While the crowds were about there was little chance to see these glories, but the Eid holiday, when all but a few tourist shops were closed, allowed us to wander at will and venture into all the corners and byways of the old city. It is easy to forget that there is something behind the masses of shop fronts on the main alleys of the souq. A peep through a keyhole in a studded wooden door can reveal a courtyard lined with palm trees – another world. Massive carved gates open on to ancient mosques, historic hammams and khans, or traveller's inns, which are still used for trade. The Old City really is a living museum.

Dare to bargain

Shopping in Aleppo is only for those who dare to bargain to the death. Prices asked are anything up to four times a realistic price and you have to shop around and set a reasonable limit for yourself. Vendors vie for your attention and accost you in the street to persuade you towards their shops. Everyone, it seems, has a brother in England, Germany, Italy, Timbuktu, wherever you come from. Our favourite vendor's cry was 'Next victim!' At least one frustrated tourist had tried to get his revenge. We would have to say that the hard sell was the aspect of Aleppo we liked least and we quickly found a back way to our hotel to avoid being accosted at every footstep in the main drag. Artefacts which differ from those in our own Muttrah are the exquisite damask silk and cotton tableware, brightly coloured woven geometric-patterned tablecloths, inlaid wooden boxes, brass lanterns, locally-made olive oil soap, prayer beads, kelims and carpets from Syria and Turkey and local clothing – velvet dresses for ladies and beautiful men's woven wool jellabahs. One shop sold a variety of silk slippers straight from A Thousand and One Nights. Otherwise expect to find lots of silver Indian jewellery and innumerable pashminas.

The cities within
Al Jdeida, not really the new city but post-dating the old, was built during the Ottoman era for the Armenians and Maronites who traded here. It is smaller and more salubrious than the old city. Here, narrow alleys lead to some beautifully restored Ottoman courtyard houses containing hotels, restaurants and the Museum of Popular Tradition, worth the visit for the house alone. Eating out here is good – try out a variety of mezze and interesting local specialities. The churches are also in this quarter and worth a visit.

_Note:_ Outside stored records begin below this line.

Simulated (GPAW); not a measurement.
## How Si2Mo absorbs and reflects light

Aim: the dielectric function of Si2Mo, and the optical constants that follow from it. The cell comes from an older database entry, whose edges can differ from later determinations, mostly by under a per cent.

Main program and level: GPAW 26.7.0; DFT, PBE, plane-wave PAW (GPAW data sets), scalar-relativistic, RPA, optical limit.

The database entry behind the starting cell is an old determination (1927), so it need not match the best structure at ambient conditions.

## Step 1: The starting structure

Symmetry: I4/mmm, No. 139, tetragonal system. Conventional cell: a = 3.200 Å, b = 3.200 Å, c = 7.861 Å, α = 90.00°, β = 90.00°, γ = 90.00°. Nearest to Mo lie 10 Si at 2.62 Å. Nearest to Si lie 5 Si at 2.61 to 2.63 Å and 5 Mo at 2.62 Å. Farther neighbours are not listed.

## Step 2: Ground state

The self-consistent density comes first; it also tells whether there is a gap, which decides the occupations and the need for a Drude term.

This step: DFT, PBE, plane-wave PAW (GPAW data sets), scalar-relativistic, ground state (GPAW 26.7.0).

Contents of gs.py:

Dominating all of this is the famous citadel. This natural mound in the centre of the city was apparently the site of a tenth century BC temple and was first fortified in the fourth century BC. A wander around the citadel is an essential experience. There is much of interest in the ruins themselves but it also provides a panoramic view of the whole city. Add to this the sound of the muezzins from innumerable mosques floating on the air and the flocks of ubiquitous doves, catching the sun on their wings as they wheel to and fro, and you have a true Aleppine experience.

Chipped pillars of Qala'at Samaan
It didn't take us long to decide against hiring a car in Aleppo. The price was astronomical (high insurance costs?) and the driving and traffic conditions are diabolical. But you can hire a driver and a car for US$30-40 a day and he will take you to all the out-of-city sites – much more relaxing and much cheaper.

The basilica at Qala'at Samaan was built around the pillar of Simeon Stylites, the fifth century ascetic who lived on the tops of pillars for 40 years of his life, such was his aversion to the human race. His final pillar was here and was said to be 18m high. His reputed great holiness drew pilgrims from all over the world. Women however, were not allowed near the pillar, not even his mother. The basilica was built after his death, completed in 490, and was the largest at the time. It is in amazingly good condition, particularly the intricate carving which is still sharp and clean. Unfortunately the pillar was gradually chipped away in antiquity by souvenir hunters and is now reduced to a large boulder on a plinth. The site of the Basilica is another reason to visit it. It is perched on a hill overlooking the surrounding countryside with ancient monasteries at its feet and views almost as far as Turkey.

An additional bonus to this trip was a drive through the Kurdish region of Afrin. Our Kurdish driver told us that this region contained one fifth of all the olive trees in the world. We saw no reason not to believe him. The trees stretched for miles, over hills, through valleys, rows and rows of them fading into the distance, stripes of blue-green olive and red earth, lovingly maintained.

The rhythmic groaning of a floodlit noria
We took the bus to Hama – one and a half hours in a luxury coach for one and a half dollars each. Pre-Eid shopping continued with all the colour and excitement of Aleppo but a little less crowded. Hama is a delightful city with gardens laid out along the Orontes river and a picturesque old quarter. The main attraction of Hama is its massive wooden water wheels. 17 of these norias survive, incredibly, from the 13th century, much repaired and renovated throughout history but essentially the same designs. The function of these giant wheels – the largest is 20m high – was to raise water from the deep, rocky riverbed of the Orontes in order to irrigate the higher surrounding land. They are mostly active in spring and summer when waters are high but a few have been put into action by selective damming. The rhythmic groaning of a floodlit noria at night with its backdrop of ancient walls and buildings, all reflected in the dark river below, epitomises the charm of Hama.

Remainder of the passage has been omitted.